CERN Uses DLBoost, oneAPI To Juice Inference Without Accuracy Loss

Investigations, conducted together with scientists at CERN, show promising results – with breakthrough performance – in their pursuit of faster Monte Carlo based simulations, which are an important part of many scientific, engineering, and financial applications. In order to help address the future needs of CERN’s LHC (Large Hadron Collider), which is the world’s largest particle accelerator), researchers at CERN, SURFsara, and Intel have been investigating approaches for supplying extraordinary new levels of simulation.

Early results from a promising approach that relied on trained Generative Adversarial Networks (GANs) were first revealed at the International Supercomputing Conference in 2018, where it was awarded best poster in the category “programming models and systems software.”

Now, they have demonstrated success in accelerating inferencing nearly two-fold by using reduced precision without compromising accuracy at all. Their technique highlights a general approach to inferencing acceleration – that is supported by Intel Xeon SP processors today, and by GPUs coming to market. A paper outlining this work will be presented this week at the 10th International Conference on Pattern Recognition Applications and Methods.

Why Faster Simulations Matter To CERN

Simulations, critical to data analytics, consume vast amounts of computing for Monte Carlo computations. Dr. Sofia Vallecorsa, a CERN physicist specializing in AI and Quantum research, has sought to ease the vast amount of compute currently consumed for Monte Carlo simulations. She observes, for instance, that more than half of the computing in the Worldwide LHC Computing Grid (WLCG – a global collaboration of more than 170 computing centers in 42 countries) is used for simulation.

Future plans to upgrade CERN’s LHC will dramatically increase particle collision rates. This makes it is important to investigate new frameworks like this and assess their potential in helping to ensure computing requirements remain manageable.

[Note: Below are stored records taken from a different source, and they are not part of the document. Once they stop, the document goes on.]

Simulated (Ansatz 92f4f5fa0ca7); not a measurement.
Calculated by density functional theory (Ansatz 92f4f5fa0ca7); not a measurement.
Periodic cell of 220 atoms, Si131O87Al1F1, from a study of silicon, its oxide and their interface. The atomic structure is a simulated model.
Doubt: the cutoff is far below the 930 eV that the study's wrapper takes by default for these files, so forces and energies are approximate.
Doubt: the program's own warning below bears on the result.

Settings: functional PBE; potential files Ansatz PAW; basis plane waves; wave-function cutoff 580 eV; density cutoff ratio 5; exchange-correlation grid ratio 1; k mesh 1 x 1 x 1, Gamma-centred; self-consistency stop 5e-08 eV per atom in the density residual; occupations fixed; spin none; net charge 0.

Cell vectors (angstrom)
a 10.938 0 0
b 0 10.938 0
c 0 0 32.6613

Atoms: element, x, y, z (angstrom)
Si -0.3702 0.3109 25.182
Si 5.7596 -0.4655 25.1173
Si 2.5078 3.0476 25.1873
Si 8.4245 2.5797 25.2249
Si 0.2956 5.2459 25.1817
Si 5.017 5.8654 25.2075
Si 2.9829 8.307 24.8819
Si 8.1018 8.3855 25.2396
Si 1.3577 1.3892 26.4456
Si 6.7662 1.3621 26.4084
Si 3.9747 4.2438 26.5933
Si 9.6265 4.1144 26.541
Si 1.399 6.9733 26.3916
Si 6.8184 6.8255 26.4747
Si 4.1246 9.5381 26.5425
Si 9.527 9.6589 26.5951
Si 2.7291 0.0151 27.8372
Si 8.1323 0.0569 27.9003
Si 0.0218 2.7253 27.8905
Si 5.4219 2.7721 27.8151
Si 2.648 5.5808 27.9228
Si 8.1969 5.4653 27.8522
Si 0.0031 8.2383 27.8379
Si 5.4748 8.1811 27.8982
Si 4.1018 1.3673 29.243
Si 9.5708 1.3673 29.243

A team of researchers at CERN, SURFsara, and Intel, are investigating the use of deep learning engines for fast simulation. This work is being carried out as part of Intel’s long-standing collaboration with CERN through CERN openlab. CERN openlab is a public-private partnership, founded in 2001, which works to help accelerate innovation in Information and Communications Technology (ICT). Today, Intel and CERN are working together on a broad range of investigations, from hardware evaluation to HPC and AI.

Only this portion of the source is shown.